That's what the lady supposed to tell him, 'cause he dreamt that. And that lady tell him when she gave him that walking stick, "You're going to find the bottom of this walking stick. You're going to find it this way." So he looked at it and, gee, everything is shining, looks like gold. "Look this way," she said, pointing towards Atlin. "Look this way."
He looks and he sees just like a search light coming up.
"That's not for you though; that's for somebody else. You go down this way (and) you're going to have luck, your walking stick" (toward Dawson). That's what that lady is supposed to tell him.
When he woke up in the morning, here there was snow on top of him, about a foot deep, they say. It snowed that night. I guess he slept open place. He didn't sleep under anything.
After he eat breakfast, he went down to Carcross. He got to Carcross that night, and his mother (and those people), they're fine. It's okay. That's after his father died, I guess, because they never mention his father when they tell this story. They just say his mother. Some of her grandchildren are staying with them. There are some other people there, too, I guess. But they just mentioned his mother. She was fine, nothing wrong, lots of wood, lots to eat. Everything.
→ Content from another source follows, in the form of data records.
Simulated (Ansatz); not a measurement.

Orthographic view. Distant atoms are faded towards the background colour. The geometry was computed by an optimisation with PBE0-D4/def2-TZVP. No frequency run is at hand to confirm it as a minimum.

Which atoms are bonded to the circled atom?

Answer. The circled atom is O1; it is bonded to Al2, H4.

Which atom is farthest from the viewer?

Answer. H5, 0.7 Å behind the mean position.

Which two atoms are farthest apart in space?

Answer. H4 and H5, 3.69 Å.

So he just stayed one night and he started to go back and he camped on the way back too. Then he finally got home. He thought he's gone four days. (When he got there) they tell him, "What kept you so long then; you're gone eleven days." He don't believe it. "No," they said, "You're gone eleven days."
Well, after that, he forgot about his dream. About a year later, though, that's the time he went down the (Yukon) river. Didn't think any more about it until he went down the river and found gold.